A great synopsis (and opinion) of the NSA eavesdropping issue was in the Washington Post yesterday. Suzanne Spaulding, who was a legal counsel with the CIA and the House and Senate Intelligence committee, makes a couple of arguments.

1. The Congressional "meetings" were a farce:
The administration says Congress was briefed "at least a dozen times" in the four years since the wiretap program started. Even assuming that these classified briefings accurately conveyed all relevant facts, it appears that they were limited to only eight of the 535 senators and representatives, under a process that effectively eliminates the possibility of any careful oversight...

I'm well aware of the limitations of these "gang of eight" sessions. They are provided only to the leadership of the House and Senate and of the intelligence committees, with no staff present. The eight are prohibited from saying anything about the briefing to anyone, including other intelligence panel members.

It is virtually impossible for individual members of Congress, particularly members of the minority party, to take any effective action if they have concerns about what they have heard in one of these briefings. It is not realistic to expect them, working alone, to sort through complex legal issues, conduct the kind of factual investigation required for true oversight and develop an appropriate legislative response...

The briefings reportedly provided on the National Security Agency (NSA) surveillance program reflect, instead, a "check the box" mentality -- allowing administration officials to claim that they had informed Congress without having really achieved the objectives of oversight.

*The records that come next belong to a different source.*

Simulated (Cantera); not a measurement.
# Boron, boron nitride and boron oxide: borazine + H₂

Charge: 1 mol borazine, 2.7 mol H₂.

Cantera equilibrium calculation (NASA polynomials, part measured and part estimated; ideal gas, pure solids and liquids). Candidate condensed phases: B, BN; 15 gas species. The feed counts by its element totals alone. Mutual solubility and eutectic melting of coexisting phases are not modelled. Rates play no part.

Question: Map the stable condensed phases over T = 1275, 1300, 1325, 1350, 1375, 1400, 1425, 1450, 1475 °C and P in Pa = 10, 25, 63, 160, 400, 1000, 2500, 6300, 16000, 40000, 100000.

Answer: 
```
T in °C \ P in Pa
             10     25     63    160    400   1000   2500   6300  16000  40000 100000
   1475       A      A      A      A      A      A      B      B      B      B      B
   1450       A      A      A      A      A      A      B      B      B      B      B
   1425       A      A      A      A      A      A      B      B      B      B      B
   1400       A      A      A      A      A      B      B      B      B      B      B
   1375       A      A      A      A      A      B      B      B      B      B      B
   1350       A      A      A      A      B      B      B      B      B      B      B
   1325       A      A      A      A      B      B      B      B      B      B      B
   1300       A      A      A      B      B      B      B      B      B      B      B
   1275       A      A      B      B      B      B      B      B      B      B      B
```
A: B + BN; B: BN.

2. FISA is adequate and necessary:
Instead of going to a judge on the secret court that was specifically established to authorize foreign intelligence surveillance inside the United States, we are told that an NSA shift supervisor was able to sign off on the warrantless surveillance of Americans. That's neither a check nor a balance. The primary duty of the NSA shift supervisor, who essentially works for the president, is to collect intelligence. The task of the judge is to ensure that the legal standards set out in the 1978 Foreign Intelligence Surveillance Act (FISA) have been met. Which one has stronger independence to say no, if no needs to be said?

FISA anticipates situations in which speed is essential. It allows the government to start eavesdropping without a court order and to keep it going for a maximum of three days. And while the FISA application process is often burdensome in routine cases, it can also move with remarkable speed when necessary, with applications written and approved in just a few hours.

...Perhaps the administration did not believe that these wiretaps would meet the FISA standard, which requires the government to have probable cause to believe that the target of the surveillance is an agent of a foreign power, which includes terrorists and spies. Yet, since 2001, FISA judges have reportedly reviewed more than 5,645 applications and rejected only four. The current judges were all hand-picked by the late Chief Justice William Rehnquist, who presumably felt that they had the right temperament and expertise to understand the national security imperatives as well as the need to protect civil liberties.

Nevertheless, if administration officials believed they faced a scenario in which the FISA standard could not be met, they could have sought to amend the statute, as they have done several times since the law's enactment in 1978. Several such amendments, for example, were contained in the 2001 Patriot Act.

3. There is no logical justification for bypassing FISA and that one ought to be given to us:
It's hard to imagine that the terrorists do not already assume that we try to listen to their cell phone conversations (after all, it is well known that FISA allows such wiretaps) or that we have technology to help us search through reams of signals. (Check out the Wikipedia definition of Echelon on the Internet.) So what do the terrorists learn from a general public discussion about the legal authority being relied upon to target their conversations? Presumably very little. What does the American public lose by not having the public discussion?

The article continues with legal analysis on why she believes that the law has been broken and none of the administration's arguments hold water. Read the whole thing,

But while the article only gives you probable responses, it is ultimately the responses of Congress and the Judiciary that matter. Congress has not once sent a bill to Bush that he did not like (the metric of dislike being vetoes). The judiciary is still its pugnacious self, stepping in on the Guantanamo Bay issue, but the Supreme Court was different then than it will be in the near future. Will the Roberts' court (with Alito or lapdog of Bush #3) do what its predecessors were always willing to do and will they see it in the same manner? Also, will the disclosure of this program embolden Congress to do its damn job? These are the real questions, stay tuned.

-Mr. Alec

1 Comments:

At 6:40 AM, Anonymous Anonymous said...

This is a great article written but someone who obviously is legally educated and knows the "inside" works of our US intelliegnce community. Now, we the American people need to find out if this president and his administration broke the law if they did, they ought to be sanctioned and if the law allows, prosecuted.